Saturday, December 09, 2006

The fiction of a thinkable world - Michael Steinberg

I've just started reading this wonderful book, and it's joining many dots for me and feels like a culmination for me of a time spent processing certain intimations, which I didn't have (but have been acquiring, slowly) the apparatus to sort out and describe (memories of scribbling things about "no subject and object divide" years ago!)

I've scribbled down the following in condensation and interpretation of some of the ideas (which I may be mistransmitting so take w/ a pinch of salt)-

Instead of a subject-object divide, they are in a sense one. The borders between beings, and between them and the world is porous and subject to a process of continual mutual evolution and creation. our bodies are records of experience manifest in the world they belong to and which belongs to them; there is no thinking, conscious subject apart, in the interior recesses of the mind, which is us, which perceives and controls the rest. Our body moves before we have the conscious experience of deciding to move.

This situates us as a subject grounded in the universe; the universe forms the substance of our body, as well as encompassing it; our consciousness perceives their interactions, yet is not favourised within the relationship. The body moves, the universe moves in synch, the conscious mind perceives the adjustment; from here its attachments are equalised; we use reason to do the best we can (effective instrumentality; clever use of feedback loops of intentionality in order to best further the being to and through constructive experiences).

So we are returned to our true possibilities as mutual creators, in every new second; within equalised-out constraints of certain continuity of our bodies and of the circumstances, attended also by discontinuity, by change and evolution, and the results of feedback loops.

So consciousness does not encompass all our experience, nor all our choosing, nor all our thinking. Instead it is an alert arbiter and calculator assisting and adjusting. Neither do "we" confront the world as subject-object, input-output, perception-action choosers; despite that this is the prevalent experience put about by capitalism (and hence, Steinberg notes, a reason for latter's success - it doesn't propagate an ideology, but an experience). The latter leads to the iniquities we know about. Instead we have the joined-up continuum of being and creating; of movement and response in parallax play; a treasure to be recouped (and which remains in modern life perhaps only in the experience of falling in love).

In relation to this, then, capitalism is a simple endless dry cycle of commodities, power of market over life (free rein for wealthy to enrich selves), compartmentalised and isolated "user experiences";

In relation to this, spiritual training is another refinder of this experience of the primacy of the welling being within us, which is us. And it's a bath of experience feedback which allows us to know the parallax of mutual self-determination with the universe, which leaves the conscious mind again as arbiter, from an equalised-out position of dynamic truth participation.

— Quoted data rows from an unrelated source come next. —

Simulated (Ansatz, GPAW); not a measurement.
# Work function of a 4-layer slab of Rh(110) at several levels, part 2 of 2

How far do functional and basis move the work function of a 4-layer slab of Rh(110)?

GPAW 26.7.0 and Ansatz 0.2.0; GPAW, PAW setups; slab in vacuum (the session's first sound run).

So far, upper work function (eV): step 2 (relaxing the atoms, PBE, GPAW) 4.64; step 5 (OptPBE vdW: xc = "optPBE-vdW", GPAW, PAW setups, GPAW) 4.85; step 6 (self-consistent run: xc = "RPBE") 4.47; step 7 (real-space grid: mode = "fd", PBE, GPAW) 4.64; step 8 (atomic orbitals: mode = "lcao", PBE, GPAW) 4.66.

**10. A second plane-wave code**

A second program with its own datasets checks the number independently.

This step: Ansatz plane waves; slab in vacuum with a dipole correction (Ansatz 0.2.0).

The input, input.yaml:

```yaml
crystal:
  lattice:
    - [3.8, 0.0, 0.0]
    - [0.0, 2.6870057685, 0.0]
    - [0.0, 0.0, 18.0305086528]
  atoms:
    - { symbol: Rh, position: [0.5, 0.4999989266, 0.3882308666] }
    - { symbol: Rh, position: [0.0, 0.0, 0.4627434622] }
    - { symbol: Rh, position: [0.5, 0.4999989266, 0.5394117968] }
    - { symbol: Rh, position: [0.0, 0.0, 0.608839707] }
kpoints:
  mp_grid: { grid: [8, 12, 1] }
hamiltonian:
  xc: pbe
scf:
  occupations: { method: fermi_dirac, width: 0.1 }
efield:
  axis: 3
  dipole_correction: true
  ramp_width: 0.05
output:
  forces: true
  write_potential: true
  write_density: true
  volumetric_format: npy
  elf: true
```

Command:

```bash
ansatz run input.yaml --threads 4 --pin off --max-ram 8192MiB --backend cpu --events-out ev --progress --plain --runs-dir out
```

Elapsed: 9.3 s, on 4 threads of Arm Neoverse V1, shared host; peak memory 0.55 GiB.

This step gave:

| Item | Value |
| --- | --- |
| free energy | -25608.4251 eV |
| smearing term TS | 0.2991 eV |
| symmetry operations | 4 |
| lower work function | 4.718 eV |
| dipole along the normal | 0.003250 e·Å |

Given our access to this experience, and to the reality it conveys; and the understanding of its usefulness and acute relevance in confronting the system/situation which substantively opposes it and which is hegemonic today, ruinously so; and also our understanding of the brittleness of the constraints which oppose me, subjectively, acting, as a micro individual, as a collection of circumstances, implanted into a material-political superstructure; in other words knowing latter are contingent and also prone to effective manipulation and moulding, by understanding how intentionality works in this context (a positive feedback); and also how perception works (self-fulfilling, in a positive feedback loop) - given this, we have an apparatus (joining our motivation) by which to work fruitfully, directedly, positively, for change.